The key to success with any new system is simplicity and ease of use. Apple, the most valuable company in the world, is a prime example of this, their products are well designed and simple to use.
Lack of simplicity may be part of the reason for a growing pushback against the new i-Park car parking machine system being installed in the CBD, particularly as the old "drop in coins until you've paid for enough time" method was simpler than the new method.
In my opinion, change was desperately needed to the car parking system. The old system offered a lack of consistent payment method across the CBD, plus the old meters are an eyesore and take up valuable space.
The new system improves this, but it does add additional steps - find a parking machine, enter your number plate, select how long you wish to park for and pay.
However, not all machines accept coins, and if you find yourself at a machine that only accepts debit/credit cards you will be pinged a 50 cent surcharge for the pleasure of using your plastic.
Sure, you can find another machine across and down the road which accepts coins without the surcharge, but for those with mobility issues, or those of us who forgot their umbrella on a wet day, this adds yet another step to the system.
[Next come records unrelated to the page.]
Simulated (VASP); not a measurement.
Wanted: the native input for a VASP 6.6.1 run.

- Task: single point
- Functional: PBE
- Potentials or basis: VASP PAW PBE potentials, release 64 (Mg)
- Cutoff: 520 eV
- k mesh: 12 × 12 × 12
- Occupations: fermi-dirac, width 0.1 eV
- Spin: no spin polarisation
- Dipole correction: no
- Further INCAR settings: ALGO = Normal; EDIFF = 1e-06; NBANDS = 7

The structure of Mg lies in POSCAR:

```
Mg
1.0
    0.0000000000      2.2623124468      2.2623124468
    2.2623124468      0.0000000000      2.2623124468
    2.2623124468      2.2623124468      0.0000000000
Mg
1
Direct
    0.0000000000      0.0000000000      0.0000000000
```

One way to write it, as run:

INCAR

Thankfully the solution is simple - ensure every parking machine installed takes payment in the form of both coins and debit/credit cards.
Ryan Gray
Rotorua
Brit view
Alf Hoyle (Letters, January 14) you sure seem to know nothing about the British people.
I am English and go back to the UK every two or three years to see the relations and no we do not sit around watching Coro or Eastenders.
We go and watch cricket in the summer and football in the winter. A few meals at Wetherspoons or the British Region. Maybe a trip to France, Spain or Ireland.
As for the comedians you go on about, most of the older comics got their start in the Working Men's Clubs, especially in the North and the North East.
If you were not good enough you would not just get booed off the stage but probably thrown off.
Places like Easington or Ashington, the Colliery Village in the North East would have been tough on a young comic coming up.
Billy T learned a lot from people like Tommy Cooper, Freddie Starr and Jim Davidson not to mention the older comics like Max Wall, Max Miller and Tony Hancock.